August 16, 2016, by Ailsa Mitchell

Ethnic tourism in Vietnam

Written by Esther Bott.

Thanks to generous IAPS seed-corn funding, my study leave got off to a brilliant start in February with a successful research trip to Sapa in northern Vietnam. The purpose of the trip was to generate pilot data on ethnic tourism, a niche market that is growing rapidly in Vietnam and other parts of Southeast Asia. Much of my research to date has been concerned with the racialisation of local people in tourism advertising, and this current project is interested in how racialised representations, or ‘tropes’ of ethnicity and indigeneity are being drawn upon by tourists.
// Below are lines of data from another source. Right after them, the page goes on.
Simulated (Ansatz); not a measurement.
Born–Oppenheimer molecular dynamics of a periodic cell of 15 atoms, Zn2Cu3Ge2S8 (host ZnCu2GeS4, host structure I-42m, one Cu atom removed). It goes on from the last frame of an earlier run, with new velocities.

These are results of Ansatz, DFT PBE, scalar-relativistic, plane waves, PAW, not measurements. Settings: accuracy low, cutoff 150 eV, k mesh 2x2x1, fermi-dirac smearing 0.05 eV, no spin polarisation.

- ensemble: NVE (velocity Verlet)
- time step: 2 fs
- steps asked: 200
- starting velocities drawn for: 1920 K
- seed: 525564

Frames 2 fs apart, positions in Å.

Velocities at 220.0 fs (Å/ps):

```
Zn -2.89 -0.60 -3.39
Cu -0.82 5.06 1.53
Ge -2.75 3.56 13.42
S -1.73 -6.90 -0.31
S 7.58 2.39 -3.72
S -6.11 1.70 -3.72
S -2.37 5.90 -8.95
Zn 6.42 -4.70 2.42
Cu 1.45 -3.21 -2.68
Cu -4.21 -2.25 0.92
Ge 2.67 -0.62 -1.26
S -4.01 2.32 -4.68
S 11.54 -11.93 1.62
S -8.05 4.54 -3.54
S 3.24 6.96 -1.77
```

Ethnic tourism, also sometimes called ‘tribal’ tourism, involves remote villages being visited by coach parties of tourists who are encouraged to photograph ‘tribal’ people, purchase ‘traditional’ artefacts and ‘collect memories’. The underlying principal of ethnic tourism, which is to seek out and gaze upon ‘Othered’ peoples, is not new; there are strong colonial echoes when organised ethnic tours in former colonies in the developing world are marketed though heavily Orientalist reproductions of the Global South. Global and domestic tour agents are beginning to capitalise on tourists’ desire to visit ever more remote areas in search of ‘authentic’ experiences and adventures, and this often involves gazing upon indigenous peoples. Such ‘tourism of difference’ is growing in developing countries in Asia, South America and Africa, but Vietnam is especially interesting, and potentially vulnerable, because it is developing its tourism industry in the aftermath of a deeply embedded post-colonial war, whose violence and suffering are themselves now commodified for tourism. Vietnam’s tourism grows in a context of orientalist commodification of cultures, history and the performative presence of ‘Others’. There are unexplored layers of complexity to the cosmopolitan idea of what John Urry (1997) has called a ‘right to tour’, because not only does such cosmopolitanism exclude those outside of its economic advantages, but indeed relies upon that exclusion for its commodifying power. Its destroyed post-war infrastructure, poisoned natural environments, severe displacement and extreme poverty make Vietnam and neighbouring countries especially vulnerable to laissez-faire, neo-liberal development policies (or lack of), and this research is concerned with the implications of that fact for indigenous people, whose indigeneity is being understood and reproduced as being outside of ‘time’ and who are therefore potentially denied access to benefits of tourism development. Tropes of primitivism, backwardness and difference prevail in the depictions of indigenous people in ethnic tourism promotion.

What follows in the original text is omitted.